The primal bellow of thunder is one of the most familiar and impressive elements of our planet’s soundscape – and ear-splitting enough at close range to send more than a few dogs, children and, yes, even grownups scrambling for cover.

The wide range of words we use to describe thunder’s sounds – boom, crack, clap, roll, peal, rumble, grumble, roar – reflect the fact that what we hear a lightning bolt produce varies in volume, sharpness and duration.

The different sounds are due to our position in relation to the thunderbolt in question and the effect of air density, objects and other physical factors.

The electrical discharge called lightning occurs in thunderstorms thanks to the tumultuous air movement that occurs within them. Ice crystals and the iced-over snowflakes called graupel collide with one another within the thundercloud (cumulonimbus), resulting in the crystals becoming positively charged and the graupel becoming negatively charged.

Updrafts carry the ice crystals into the crown of the thunderhead while the heavier graupel concentrates in middle and lower layers, meaning the top of the now-electrified cloud develops a positive charge and the bottom a negative one.
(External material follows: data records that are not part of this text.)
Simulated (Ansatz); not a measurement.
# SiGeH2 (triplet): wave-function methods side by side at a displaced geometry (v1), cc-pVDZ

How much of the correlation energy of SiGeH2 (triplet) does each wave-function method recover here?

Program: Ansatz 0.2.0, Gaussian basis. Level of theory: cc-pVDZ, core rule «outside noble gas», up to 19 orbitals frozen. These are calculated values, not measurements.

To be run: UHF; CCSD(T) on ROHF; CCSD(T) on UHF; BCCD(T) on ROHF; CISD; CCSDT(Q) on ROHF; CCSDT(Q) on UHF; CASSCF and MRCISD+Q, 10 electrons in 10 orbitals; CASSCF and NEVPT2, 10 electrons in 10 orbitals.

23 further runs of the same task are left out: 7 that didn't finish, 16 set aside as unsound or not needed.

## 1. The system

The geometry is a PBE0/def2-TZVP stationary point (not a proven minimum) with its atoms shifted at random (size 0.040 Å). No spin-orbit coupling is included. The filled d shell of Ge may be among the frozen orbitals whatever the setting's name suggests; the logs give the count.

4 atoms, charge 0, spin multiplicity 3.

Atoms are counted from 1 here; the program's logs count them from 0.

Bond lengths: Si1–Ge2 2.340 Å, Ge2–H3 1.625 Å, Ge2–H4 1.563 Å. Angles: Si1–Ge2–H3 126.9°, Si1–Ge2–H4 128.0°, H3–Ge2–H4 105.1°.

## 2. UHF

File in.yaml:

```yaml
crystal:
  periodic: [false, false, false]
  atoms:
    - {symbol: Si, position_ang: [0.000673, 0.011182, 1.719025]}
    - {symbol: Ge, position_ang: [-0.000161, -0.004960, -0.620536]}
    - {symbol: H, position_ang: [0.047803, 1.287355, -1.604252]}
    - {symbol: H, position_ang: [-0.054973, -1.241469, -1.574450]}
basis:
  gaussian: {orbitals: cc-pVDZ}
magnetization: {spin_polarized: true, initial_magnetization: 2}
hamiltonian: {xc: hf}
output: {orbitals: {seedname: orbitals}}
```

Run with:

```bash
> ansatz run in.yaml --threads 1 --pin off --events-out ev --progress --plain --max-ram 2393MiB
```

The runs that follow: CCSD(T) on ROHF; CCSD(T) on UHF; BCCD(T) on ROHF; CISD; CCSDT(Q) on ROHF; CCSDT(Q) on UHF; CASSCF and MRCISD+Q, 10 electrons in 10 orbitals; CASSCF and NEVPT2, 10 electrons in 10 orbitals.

Voltage builds up between oppositely charged areas, causing lightning flashes within the thunderhead as well as between clouds. These in-cloud and cloud-to-cloud discharges account for most of the lightning in a storm, but cloud-to-ground strikes also occur.

These happen because like charges repel one another, which means the negatively charged bottom of the thundercloud displaces negative charges from the ground below while attracting positive charges.

The air in between initially insulates from electrical discharge, but once the voltage builds up enough, an initial stream of negative charges – the pilot leader – flows from the cloud belly to the ground. As the flow continues, channels for the movement of charged particles develop between the cloud and the ground in the form of stepped leaders.

The return stroke is the powerful surge of current from the ground back to the cloud along these channels, which produces the blazing flash we see as lightning.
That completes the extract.